Aspen Princess: Baby powder is all I need | AspenTimes.com

Aspen Princess: Baby powder is all I need

Alison Berkley Margo
Aspen Princess

“You made a mistake, not hiking the bowl today,” my friend texted me last Wednesday after the first big powder day.

I felt a wave of emotion bubble up, flushing my cheeks with heat. Was it anger? Annoyance? Shame?

That’s when it hit me. It was fear of missing out, or FOMO, as the kids are calling it these days.

Jesus Christ, I’m a grown woman. Why do I care?

As my Facebook feed began to fill with photos of friends getting face shots, gloating in hashtags (#18inches #powderday #blessed, ad nauseam), I began to care.

But I’d had to think about my husband, who leaves the house when it’s still dark out to work his butt off so our bills get paid, and felt I should do my part to contribute. I thought about my baby, who was happy at day care, but still, I wanted to stay close.

For crying out loud, I thought. It’s Colorado. It will snow again.

When I visited my hard-core skier friend a few days later, she was wind-burned and happy, still talking about how it was the best powder ever, even if she was behind with work.

“It’s just a matter of priorities,” she said.

I was thinking about my priorities when I went for a hike with the babe for the first time in a while the other day.

I was walking through a forested section toward the top where the light flickers through the trees and you get these little glimpses of the bigger view, a swath of Basalt Mountain and the valley floor below. The babe, who was cocooned in his designer down bunting and comfortably nestled into the Cadillac of baby backpacks, with its drool pillow and padded lining, had just woken up from a little cat nap. His voice was still raspy with sleep as he sang and cooed and babbled, filling my world with song.

And I felt so happy, and I was thinking, “There is just no place I’d rather be.”

A lot of people might not understand that, especially considering hiking with stabilizers isn’t the most glamorous winter sport in the valley. It doesn’t require the newest, lightest, high-tech equipment. There are no cool graphics or ways to measure the size of your, er, equipment, like how many centimeters underfoot or how long. There’s no powder, no bragging rights, no days, laps or vertical to count. There’s no bar at the base where you get to run into all the cool kids at the end of the day to share those aforementioned stats or to boast about how you rolled up as soon as ski patrol dropped the gate.

But hiking is something I get to share with my baby.

I was hiking along, lost in thought, when I ran into my friend Jen, who was hiking up as I was coming down. She was dressed in one of those hiking skirts with her long skinny legs sticking out, prancing up the trail like a gazelle or some other naturally beautiful, long-legged creature.

I waddled up to her, trying to navigate a particularly steep section of trail with 20 pounds of babe on my back.

“Oh, my god, you look great!” she said. “You look so healthy and happy.”

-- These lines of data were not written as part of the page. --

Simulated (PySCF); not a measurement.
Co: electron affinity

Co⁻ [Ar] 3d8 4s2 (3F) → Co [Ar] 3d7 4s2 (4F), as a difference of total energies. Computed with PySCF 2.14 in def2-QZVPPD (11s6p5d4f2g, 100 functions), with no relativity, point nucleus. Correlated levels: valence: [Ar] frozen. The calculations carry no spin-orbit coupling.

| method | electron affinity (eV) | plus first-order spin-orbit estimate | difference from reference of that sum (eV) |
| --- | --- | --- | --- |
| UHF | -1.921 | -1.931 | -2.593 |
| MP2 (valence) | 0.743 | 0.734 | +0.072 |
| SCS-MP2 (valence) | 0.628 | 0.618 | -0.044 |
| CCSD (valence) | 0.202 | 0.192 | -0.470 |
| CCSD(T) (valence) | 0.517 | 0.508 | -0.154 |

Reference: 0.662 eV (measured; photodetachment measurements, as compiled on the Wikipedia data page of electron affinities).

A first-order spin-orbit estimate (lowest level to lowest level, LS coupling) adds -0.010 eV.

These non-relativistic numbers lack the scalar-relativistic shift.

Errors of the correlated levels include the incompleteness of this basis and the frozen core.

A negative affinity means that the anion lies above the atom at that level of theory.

I tried not to interpret that as “fat and happy” and forced myself to accept the compliment. She asked me if she could take my photo with my camera to document the moment.

That struck me as scary-intuitive, because I was just thinking about how happy and in the moment I felt.

“You really worked hard for this one,” she said, admiring the babe. “And it paid off because he is seriously perfect.” I let her take my picture, even though I feared I would look awful, dressed as I was with dirty hair in braids.

I’d met Jen when I first moved to Aspen 15 years ago, back when I was on the party train and always kind of a mess. She’d married a handsome, successful guy and had two kids while I remained single. And I continued to struggle for so long, for far too long. As our lives took us in different directions, we eventually lost touch.

I’d run into her once a few years ago on this same trail after I learned that my first round of IVF had failed. I’d been crying, my vision still blurry with tears.

“Alison,” she’d said, looking alarmed. She gently touched my forearm. “Are you OK?”

I shook my head and kept walking. I didn’t turn back. Too much time had passed and too much had happened for me to explain. She had kids. She wouldn’t understand.

I’d seen her a few times since then, at the grocery store or at an event too crowded with people to warrant more than a brief hello. But as I hiked down, I was flooded with memories, thinking of how close we were once.

When I got back to my car, she came running across the parking lot, breathless. “I ran all the way down to catch you,” she said. She began sputtering about a memory she was having, about my crazy dog Sebastian. It seemed we’d both been caught up in some kind of nostalgic reverie. It meant something, all that time that had passed.

I got in the car and looked at the photos she took. To my surprise, I loved them. Maybe it was because I saw what she saw. I did look happy.

As I drove home, I realized my priorities have changed. What matters to me now is my baby, who babbled excitedly from the back seat. And my husband, who I could hardly wait to see when he got home from work. This moment, right now, is what matters. And at least for now, it has nothing whatsoever to do with a powder day.